The United Arab Emirates (UAE) has announced its decision to leave the Organization of the Petroleum Exporting Countries (OPEC) and the broader OPEC+ alliance, marking a major shift in global energy politics. The exit will take effect from May 1, 2026.

According to official statements reported by multiple international outlets, the UAE described the move as part of a long-term strategic and economic realignment of its energy policy. The country said it intends to focus on national interests, expand domestic production capacity, and respond more flexibly to global energy demand.

The UAE, one of the largest oil producers within OPEC and a key Gulf member, has been part of the organization for decades. Its departure is being viewed as a significant blow to the group’s cohesion and its ability to influence global oil supply and pricing.

Reports indicate that the decision comes at a time of heightened global energy instability. The ongoing conflict involving Iran and disruptions in the Strait of Hormuz, a critical passage for global oil shipments, have already tightened supply routes and increased volatility in crude markets. The UAE’s exit adds further uncertainty to an already fragile situation.

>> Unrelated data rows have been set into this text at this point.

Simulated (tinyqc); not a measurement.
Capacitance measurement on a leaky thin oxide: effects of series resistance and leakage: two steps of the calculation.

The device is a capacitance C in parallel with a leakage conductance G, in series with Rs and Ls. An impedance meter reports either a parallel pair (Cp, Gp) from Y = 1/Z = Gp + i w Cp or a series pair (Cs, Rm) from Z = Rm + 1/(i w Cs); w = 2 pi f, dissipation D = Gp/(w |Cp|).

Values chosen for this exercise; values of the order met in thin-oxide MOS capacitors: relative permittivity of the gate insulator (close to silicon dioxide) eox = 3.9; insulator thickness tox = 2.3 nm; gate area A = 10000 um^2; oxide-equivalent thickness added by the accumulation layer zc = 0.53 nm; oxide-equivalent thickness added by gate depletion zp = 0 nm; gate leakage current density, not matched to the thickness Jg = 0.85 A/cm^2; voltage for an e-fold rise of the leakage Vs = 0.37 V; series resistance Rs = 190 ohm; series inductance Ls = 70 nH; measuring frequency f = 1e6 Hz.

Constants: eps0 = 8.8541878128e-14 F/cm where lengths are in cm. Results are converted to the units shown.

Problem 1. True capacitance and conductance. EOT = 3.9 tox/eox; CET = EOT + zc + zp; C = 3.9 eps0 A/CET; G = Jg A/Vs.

Analysts suggest the move could allow the UAE greater freedom to adjust production levels outside OPEC quotas, potentially increasing output in response to market conditions. However, it also weakens coordinated supply management within the oil-exporting bloc traditionally led by Saudi Arabia.

The decision has also been linked in reports to growing policy differences between Gulf producers over production targets and long-term energy strategy. While some members favour tighter coordination to stabilize prices, others, including the UAE, appear to be prioritising production flexibility and investment expansion.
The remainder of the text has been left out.